Students

Law student #1: How was your summer?
Law student #2: Off the hook. Italy is the third fucking world. Poverty kicks ass when you don’t have to deal with it, like, every day.

–Mercer & 3rd

Guy: I'm tellin' you, man. America loves cheese. No, seriously, dude. America loves cheese!

–Ace's, 5th St & Ave B

Cute 20-something guy singing while playing soccer: Bottles of cheese, bottles of cheeeeeeeeese…

–Prospect Park

Overheard by: i'd like a bottle of cheese

Girl: I'd rather have a turkey sandwich with cum on it than cheese.

–Times Square

Overheard by: Lindsay

Distressed female student: She's such a hard grader! She's like…a cheese grater.

–Queens College

Five-year old boy: But mummy, I want goat cheese on my french fries!

–St. Regis Hotel

Overheard by: Nonok

NYU girl: So my friend had a class with Mary-Kate–
NYU boy: Uh huh.
NYU girl: –and they were all going around saying what their favorite books were. But when it got to Mary-Kate, she just said, “Well, my favorite candy is a Tootsie Roll.”

–Chipotle, East 8th Street

Overheard by: monsi

Professor: … Immanuel Kant.
Girl #1: What’s that guy’s name? Cunt?
Girl #2: Kant.
Girl #1: Cunt?
Girl #2: Kant.
Girl #1: Cunt?

–Eugene Lang College, The New School

Overheard by: rpk

NYU guy #1: But wait, doesn’t Fidel Castro own the Dallas Mavericks?
NYU guy #2: No, no, you’re thinking of Mark Cuban.
NYU guy #1: Oh. What a coincidence.
NYU guy #2: Um, not really.

–Waverly Pl

NYU girl #1: I have so much work due in this next week that it’s not even funny. I kind of want to kill myself.
NYU girl #2, glancing around: Don’t say things like that. People actually take you seriously around here.

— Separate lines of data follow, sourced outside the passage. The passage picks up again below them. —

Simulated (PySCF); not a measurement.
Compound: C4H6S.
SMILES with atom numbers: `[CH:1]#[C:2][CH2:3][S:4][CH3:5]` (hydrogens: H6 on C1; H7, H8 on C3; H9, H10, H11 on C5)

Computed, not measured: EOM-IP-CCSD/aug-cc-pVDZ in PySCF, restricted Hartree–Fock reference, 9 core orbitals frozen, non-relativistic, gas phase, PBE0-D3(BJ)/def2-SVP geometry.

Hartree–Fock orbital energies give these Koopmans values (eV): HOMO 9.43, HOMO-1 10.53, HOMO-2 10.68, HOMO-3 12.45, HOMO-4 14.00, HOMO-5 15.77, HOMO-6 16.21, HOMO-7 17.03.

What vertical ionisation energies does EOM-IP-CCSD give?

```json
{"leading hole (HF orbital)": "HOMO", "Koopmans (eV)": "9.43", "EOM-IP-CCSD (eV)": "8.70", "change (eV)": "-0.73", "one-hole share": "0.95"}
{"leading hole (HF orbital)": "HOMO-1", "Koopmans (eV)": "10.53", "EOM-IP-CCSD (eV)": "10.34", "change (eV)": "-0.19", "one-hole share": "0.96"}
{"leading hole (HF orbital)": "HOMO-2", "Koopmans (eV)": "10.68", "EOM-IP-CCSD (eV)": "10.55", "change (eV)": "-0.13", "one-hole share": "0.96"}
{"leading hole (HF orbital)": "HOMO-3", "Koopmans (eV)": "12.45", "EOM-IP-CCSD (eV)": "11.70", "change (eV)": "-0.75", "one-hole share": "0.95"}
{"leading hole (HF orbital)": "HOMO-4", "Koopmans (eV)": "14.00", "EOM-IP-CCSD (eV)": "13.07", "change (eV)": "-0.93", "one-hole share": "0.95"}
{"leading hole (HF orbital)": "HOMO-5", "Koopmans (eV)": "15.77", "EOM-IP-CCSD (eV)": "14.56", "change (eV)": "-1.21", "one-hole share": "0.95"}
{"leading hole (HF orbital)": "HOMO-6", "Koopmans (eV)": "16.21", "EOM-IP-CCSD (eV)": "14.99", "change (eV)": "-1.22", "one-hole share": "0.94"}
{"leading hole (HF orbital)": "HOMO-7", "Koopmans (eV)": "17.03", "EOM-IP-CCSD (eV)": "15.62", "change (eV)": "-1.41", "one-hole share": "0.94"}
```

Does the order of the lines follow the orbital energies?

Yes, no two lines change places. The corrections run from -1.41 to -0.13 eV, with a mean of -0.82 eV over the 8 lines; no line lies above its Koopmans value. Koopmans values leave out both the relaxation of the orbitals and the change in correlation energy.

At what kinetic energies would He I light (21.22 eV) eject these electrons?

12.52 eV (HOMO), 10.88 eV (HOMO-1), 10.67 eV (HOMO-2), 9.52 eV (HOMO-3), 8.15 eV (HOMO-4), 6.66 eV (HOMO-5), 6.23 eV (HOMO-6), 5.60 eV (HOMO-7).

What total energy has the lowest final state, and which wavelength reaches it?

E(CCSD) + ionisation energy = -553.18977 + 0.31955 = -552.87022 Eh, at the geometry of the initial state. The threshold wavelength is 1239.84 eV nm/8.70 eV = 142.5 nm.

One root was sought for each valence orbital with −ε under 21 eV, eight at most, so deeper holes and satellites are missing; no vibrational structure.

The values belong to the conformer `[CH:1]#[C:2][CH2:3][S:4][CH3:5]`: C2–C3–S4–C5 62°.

–Starbucks, Washington Sq Park

Overheard by: prospective nyu student … or not

Guy: Look at these new trousers I bought.
Frat guy: Dude!
Guy: You really like them?
Frat guy: Dude!
Guy: You can buy them too if you want. I won’t be pissed.
Frat guy: Oh my God, those are the pants I returned ’cause I got a stain on the ass.
Guy: Oh, that’s what that was.

–Columbia University

Overheard by: Delilah

English teacher: We need nine groups. How many people are in there in this class? 26. So that’s nine groups with… Nine times three is 36. Times two is 18. Eight times four is 32. Times three is 24. So eight groups of three with one group of two. Count off. Okay, ones over there, twos over there, threes over there, fours over there, fives… Oh. Guys, why didn’t you catch this? I’m an English teacher for a reason!
Student #1: Why don’t you just group them in threes, like first set of three there…
Teacher: No, I wanted to mix you guys up. Alright, starting over, one to eight.
Student #1: One.
Student #2: Two.
Student #3: Three.
Student #4: One.

–Goldstein High School, Brooklyn

Overheard by: Ilysse Weisenfeld

Student, indicating lab equipment: Is this broken?
Russian professor: No. Nothing is broken, except my heart.

–Physics lab, City College of New York

Overheard by: Yehuda

High school girl #1: Oh my god, I hate her, like, I have never hated anyone more.
High school girl #2: I know! She is such a slut. (pause) We're talking about Chantel, right?
High school girl #1: No, I was talking about Lacey. (pause) You think Chantel is a slut?